Nevertheless, nothing is more common than a modification made by the mover or the acceptance by him of an amendment made by another, but all this must be understood to be done with the consent of the assembly, and can be prevented by the objection of any member. Thereupon the change can be made by the orderly process of amendment, as already described.

151. Amendment—Division of the Question.— When the main question is composed of more than one distinct proposition, it may be divided so as to enable the assembly to vote on each proposition separately, but each proposition into which it is proposed to separate the question must be distinct and capable of standing by itself as a substantive proposition, so that either can be adopted alone without the other or others and still be an intelligible expression of the opinion of the assembly. A division between a clause and its proviso could not be had, for instance, because the proviso standing alone would mean nothing.

152. Division, continued—Who May Demand It.— A division can not be demanded as of right by any member. It must be made pursuant to a motion stating precisely the division asked for, which motion can be amended. The presiding officer can decide, subject to an appeal to the assembly, that the division proposed can not be made. Otherwise it is submitted to the assembly and decided by it. In the House of Representatives under the rules any member may demand a division of the question.

153. Division of Question Refused—Method of Reaching the Same Result.— If the assembly refuses to divide the question, then the question may be amended by propositions to strike out or by a substitute, so as to accomplish the same purpose. For example, if the main question consists of two distinct propositions, and is divided, and one adopted and the other rejected, it is the same as if a motion to strike out the rejected proposition had been carried and then the main question thus amended had been adopted.

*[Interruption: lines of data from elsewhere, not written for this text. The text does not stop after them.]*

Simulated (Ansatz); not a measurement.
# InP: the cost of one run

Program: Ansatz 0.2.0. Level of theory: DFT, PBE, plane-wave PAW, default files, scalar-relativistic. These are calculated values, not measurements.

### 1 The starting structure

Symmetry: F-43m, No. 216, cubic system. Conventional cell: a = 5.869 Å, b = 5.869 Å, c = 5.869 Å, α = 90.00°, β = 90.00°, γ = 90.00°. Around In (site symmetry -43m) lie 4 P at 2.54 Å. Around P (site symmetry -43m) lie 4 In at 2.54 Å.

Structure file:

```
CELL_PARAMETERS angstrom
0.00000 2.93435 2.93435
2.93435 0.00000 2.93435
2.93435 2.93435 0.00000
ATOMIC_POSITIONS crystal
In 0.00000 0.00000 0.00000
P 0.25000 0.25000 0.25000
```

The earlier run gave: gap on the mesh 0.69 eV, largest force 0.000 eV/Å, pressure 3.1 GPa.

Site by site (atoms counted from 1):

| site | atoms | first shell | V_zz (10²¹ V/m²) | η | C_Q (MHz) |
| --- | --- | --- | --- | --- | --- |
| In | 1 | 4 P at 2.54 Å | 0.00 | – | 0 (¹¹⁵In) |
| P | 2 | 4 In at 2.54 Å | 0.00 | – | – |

154. Amendment—Filling of Blanks.— Sometimes a measure is presented to an assembly with blanks for dates and amounts. In that case, when it is proposed to fill the blanks, the propositions, if there be more than one, are not treated as amendments, but are marshaled in such order that the largest sum or the longest time is put first, and then if this proposal be rejected, the next largest sum or longest time is put, and so on until the blank is filled. If the proposition to fill a blank were treated as an amendment, the first come would be the first served, but the assembly would in many cases by deprived of the proper opportunity to express its real sentiments. If, for example, it were proposed to put in various sums ranging from $1,000 to $5,000, and an amendment for $3,000 were put first, those who desired to have $5,000 appropriated might not dare to vote against $3,000 for fear that they might get less. But by putting the question first on the largest sum and then on the others, the assembly stops where a majority of the voices agree.

See, however, Jefferson's Manual, Sec. 29, for a distinction which does not seem now in use. In the House of Representatives a motion to fill a blank is treated like any other amendment.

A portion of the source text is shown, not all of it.